Montebello, wedged between cities far better known for international fare such as Boyle Heights for Mexican and Monterey Park for Chinese, feels like a restaurant no man's land to the uninitiated. The city's greatest claim to culinary fame is Broguiere's dairy, which opened in 1920 and is the oldest dairy in the Southland that sells milk in glass bottles. It's also a glimpse into Montebello's past as an agricultural community that once supplied Los Angeles with flowers, fruits, berries, and vegetables.

When Standard Oil Company discovered oil in 1917, the namesake beautiful hills of Montebello were stripped of agricultural use to make way for oil fields. Today, the sleepy bedroom community is largely a residential layover for people who work in downtown or neighboring Commerce.
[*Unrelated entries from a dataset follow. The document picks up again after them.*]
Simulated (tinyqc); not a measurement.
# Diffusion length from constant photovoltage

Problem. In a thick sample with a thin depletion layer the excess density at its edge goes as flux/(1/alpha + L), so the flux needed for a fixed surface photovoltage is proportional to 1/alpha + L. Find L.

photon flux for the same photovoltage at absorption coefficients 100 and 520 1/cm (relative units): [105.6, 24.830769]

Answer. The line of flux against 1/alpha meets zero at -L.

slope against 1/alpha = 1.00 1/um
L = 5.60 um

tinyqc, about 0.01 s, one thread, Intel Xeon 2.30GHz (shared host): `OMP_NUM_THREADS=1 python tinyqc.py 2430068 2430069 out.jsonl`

The city of Commerce was conceived for industrial use at the turn of the last century. Large tracts of commercial buildings that serve as manufacturing plants or distribution centers line one street after another. A small community of residents started to grow near railroad tracks that would later become part of the Union Pacific Rail, America's largest railroad. Commerce, which sees hundreds of thousands of workers and visitors to Citadel Outlets and the Commerce Casino per day, has less than 13,000 residents. Small-scale service providers are as scarce as independently-owned restaurants.

 

Steven's Steak and Seafood House: Steven's is a one-stop shop for all manner of celebrations with a Latin American flare. Self-proclaimed as "the hottest Latin nightclub in all of Los Angeles," Steven's also hosts weddings, quinceañeras, retirement parties, dance classes, and dance competitions. The vintage surf and turf menu, circa 1952 when the venue first opened, is part old school American, French International, and Mexican-American. Where else can you get tournedos of beef, Rossini, and a grande burrito? 5332 Stevens Place, Commerce; (323) 723-9856.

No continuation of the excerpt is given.